Another friend makes it a point to pocket at least one small item every time he goes to Value Village. His rationalization is that since they've jacked up their prices, they deserve it. (It does seem odd that when everyone else is slashing prices on consumer goods, the prices at the Village just keep going up.) It's a perilously thin line between cheap and free, but once you step over that line, it's difficult to go back to the straight world.

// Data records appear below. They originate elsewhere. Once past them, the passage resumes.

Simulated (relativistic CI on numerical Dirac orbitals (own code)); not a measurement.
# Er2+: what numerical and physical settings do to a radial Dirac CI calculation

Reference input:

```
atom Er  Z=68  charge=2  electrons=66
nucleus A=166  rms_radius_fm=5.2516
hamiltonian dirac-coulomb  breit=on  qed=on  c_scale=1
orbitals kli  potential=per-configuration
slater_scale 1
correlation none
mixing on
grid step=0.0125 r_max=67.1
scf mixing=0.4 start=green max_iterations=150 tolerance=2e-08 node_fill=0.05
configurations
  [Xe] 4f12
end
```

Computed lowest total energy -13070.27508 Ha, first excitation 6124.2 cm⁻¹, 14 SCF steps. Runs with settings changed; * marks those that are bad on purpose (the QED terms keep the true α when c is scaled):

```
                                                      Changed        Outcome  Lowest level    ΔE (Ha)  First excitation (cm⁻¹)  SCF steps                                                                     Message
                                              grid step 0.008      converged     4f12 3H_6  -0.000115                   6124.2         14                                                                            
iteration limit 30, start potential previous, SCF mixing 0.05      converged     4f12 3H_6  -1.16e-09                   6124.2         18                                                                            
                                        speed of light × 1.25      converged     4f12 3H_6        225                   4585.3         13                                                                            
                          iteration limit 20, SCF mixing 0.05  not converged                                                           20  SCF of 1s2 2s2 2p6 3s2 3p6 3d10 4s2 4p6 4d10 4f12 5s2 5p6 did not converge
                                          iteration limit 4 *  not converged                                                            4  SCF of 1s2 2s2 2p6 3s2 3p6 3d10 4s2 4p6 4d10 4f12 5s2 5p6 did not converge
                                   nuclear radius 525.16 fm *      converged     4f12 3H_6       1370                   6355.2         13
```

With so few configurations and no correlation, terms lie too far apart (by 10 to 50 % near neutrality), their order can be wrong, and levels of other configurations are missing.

I've really only stolen a single pair of sunglasses. I just put them on my head and walked out of the store with them. Every time I look at my ill-gotten booty, I feel a singular combination of glee and guilt. It's a feeling I remember well from childhood, when stealing things was a rite of passage. As bored country kids, stealing was something we did for fun and profit. From breaking into our school, wandering the dark hallways, and taking a toy from the Kindergarten classroom, as a token of our criminal activity, or stealing coins out of the wishing well at the roadside attraction a couple of miles up the highway, or breaking into summer cabins to wander around and perhaps, take a soap dish -- stealing was a cheap thrill.

The thrill remains the same, but of course, the cost is infinitely higher when you're an adult. Unless, of course, you steal so much that you become beyond reproach. You need only to look to the financial industry to the south of us, to realize that stealing massively can often have little or no repercussions at all. If you're going to steal stuff, aim high. If you aim highest of all, you may just be able to buy an Island somewhere and live out your days on someone else's money. 

Free your mind

Most social constructs are on built on sand, and if you push, even a little bit, they begin to slide. This is true for love and money. One thing I have noticed about freeloaders is that they do not usually apply the concept of ownership to people. Girlfriends and boyfriends come and go, and sex has few strings attached (unless you're into that kind of stuff).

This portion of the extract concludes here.